President Barack Obama’s unilateral amnesty is unconstitutional, a federal court in Pennsylvania declared Dec. 16.
The judge, Arthur Schwab, declared that “inaction by Congress does not make unconstitutional executive action constitutional… [and Obama’s] executive action goes beyond prosecutorial discretions — it is legislation.”
The president can only use his claim of prosecutorial discretion to let deputies make case-by-case decisions, not to grant work permits en-masse to 5 million illegals, the court said.
“The court holds that [Obama’s Nov. 20] Executive Action is unconstitutional because it violates the separation of powers and the Take Care Clause of the Constitution,” concluded the decision, which was decided in the U.S. Court of the Western District of Pennsylvania.
The next step is unclear, because the judge was deciding how to treat an illegal immigrant arrested for drunk driving, and was not asked to rule on the constitutionality of Obama’s action.
Three other lawsuits have been filed against Obama’s amnesty. One was filed by 24 states, and the other was filed by Sheriff Joe Arpaio, in Arizona.
The legal disputes will be settled in the Supreme Court, which has recently handed down decisions that have both helped and hurt Obama’s claims. The Supreme Court has blocked some of Obama’s decisions for presidential overreach, but it has also centralized more power over immigration to him than it provided to prior presidents.
The Supreme Court acts slowly, but lower-court judges may block Obama’s plan until the Supreme Court decides the issue.
The 2015 budget funds Obama’s unpopular amnesty, because GOP leaders in the House and Senate did not try to bar funding.
In April, the Spanish-speaking, 42 year-old Honduran national was caught driving while drunk in Pennsylvania. At the time, he was working for his brother’s landscaping business. The illegal immigrant pled guilty, forcing the judge to apply the usual penalty, which includes the transfer of the criminal to the immigration agencies for subsequent repatriation.
But if Obama’s amnesty allows the drunk-driver to remain in the the United States, the judge would have to consider a different penalty that likely includes one year of supervised release from jail. That sentencing problem prompted the judge to examine the constitutionality of the Obama amnesty.
When quizzed by the judge, the administration tried to evade the issue by saying the amnesty isn’t relevant to the Honduran’s criminal conviction.

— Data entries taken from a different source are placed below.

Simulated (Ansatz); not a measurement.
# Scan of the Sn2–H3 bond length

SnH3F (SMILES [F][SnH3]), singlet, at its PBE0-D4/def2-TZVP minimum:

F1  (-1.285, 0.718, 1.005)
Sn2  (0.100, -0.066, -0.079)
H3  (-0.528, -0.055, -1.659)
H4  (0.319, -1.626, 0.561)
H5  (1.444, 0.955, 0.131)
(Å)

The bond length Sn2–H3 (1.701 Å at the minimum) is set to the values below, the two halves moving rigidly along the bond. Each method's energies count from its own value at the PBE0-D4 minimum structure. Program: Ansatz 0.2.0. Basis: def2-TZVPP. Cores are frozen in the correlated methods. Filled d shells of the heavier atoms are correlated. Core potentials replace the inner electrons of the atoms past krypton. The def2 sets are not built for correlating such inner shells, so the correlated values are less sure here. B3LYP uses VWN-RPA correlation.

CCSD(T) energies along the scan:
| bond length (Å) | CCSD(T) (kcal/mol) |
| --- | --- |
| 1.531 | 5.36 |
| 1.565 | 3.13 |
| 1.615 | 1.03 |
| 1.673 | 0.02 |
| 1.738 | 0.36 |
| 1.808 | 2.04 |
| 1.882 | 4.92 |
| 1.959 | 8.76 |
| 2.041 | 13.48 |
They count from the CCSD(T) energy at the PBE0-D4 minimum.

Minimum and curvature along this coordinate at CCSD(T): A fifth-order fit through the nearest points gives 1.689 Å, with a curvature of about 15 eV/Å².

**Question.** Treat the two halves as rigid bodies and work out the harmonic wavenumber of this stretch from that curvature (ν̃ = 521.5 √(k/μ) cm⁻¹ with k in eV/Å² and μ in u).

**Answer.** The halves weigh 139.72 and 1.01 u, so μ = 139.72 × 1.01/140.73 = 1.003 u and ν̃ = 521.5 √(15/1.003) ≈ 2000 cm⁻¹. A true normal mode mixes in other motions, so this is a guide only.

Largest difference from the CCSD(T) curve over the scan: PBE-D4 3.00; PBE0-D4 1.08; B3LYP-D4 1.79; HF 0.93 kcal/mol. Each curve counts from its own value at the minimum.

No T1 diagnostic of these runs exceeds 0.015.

The judge decided to delay imposing a penalty until after another hearing in January, and directed the government to provide more information about whether the man would benefit from the amnesty. The judge didn’t push his point further, and he didn’t try to block Obama from implementing his amnesty.
The judges in the other cases have the authority and the opportunity to block Obama’s amnesty.
In making his decision against the Obama amnesty, the judge extensively cited Obama’s pre-November statements claiming he did not have the constitutional power to grant amnesty to millions of illegals.